As filed with the Securities and Exchange Commission on January 4, 2021
Registration No. 333-194493
Registration No. 333-231256
UNITED STATES
SECURITIES AND EXCHANGE COMMISSION
Washington, D.C. 20549
Post-Effective Amendment No. 1
to
Form S-8 Registration Statement No. 333-194493
Form S-8 Registration Statement No. 333-231256
REGISTRATION STATEMENT
UNDER
THE SECURITIES ACT OF 1933
National General Holdings Corp.
(Exact name of the Registrant as specified in its charter)
Delaware | 27-1046208 | |
(State or other jurisdiction of incorporation or organization) |
(I.R.S. Employer Identification No.) |
59 Maiden Lane, 38th Floor
New York, New York 10038
(Address of principal executive offices, including zip code)

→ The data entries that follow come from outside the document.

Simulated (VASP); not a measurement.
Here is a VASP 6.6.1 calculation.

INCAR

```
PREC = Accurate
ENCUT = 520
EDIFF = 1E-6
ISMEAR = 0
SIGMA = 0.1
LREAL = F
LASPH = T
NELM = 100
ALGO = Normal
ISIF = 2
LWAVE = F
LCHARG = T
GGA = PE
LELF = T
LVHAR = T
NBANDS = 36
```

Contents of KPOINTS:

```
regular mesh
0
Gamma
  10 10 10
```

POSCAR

American Capital Acquisition Corporation 2010 Equity Incentive Plan
National General Holdings Corp. 2013 Equity Incentive Plan
National General Holdings Corp. 2019 Omnibus Incentive Plan
(Full title of the plans)
Jeffrey Weissmann
National General Holdings Corp.
59 Maiden Lane, 38th Floor
New York, New York 10038
(212) 380-9500
With a copy to:
Daniel G. Gordon
Vice President, Assistant General Counsel, and Assistant Secretary
The Allstate Corporation
2775 Sanders Road, Suite A2W, Northbrook, Illinois 60062-6127
(847) 402-5000
(Name, address, including zip code, and telephone number,
including area code, of agent for service)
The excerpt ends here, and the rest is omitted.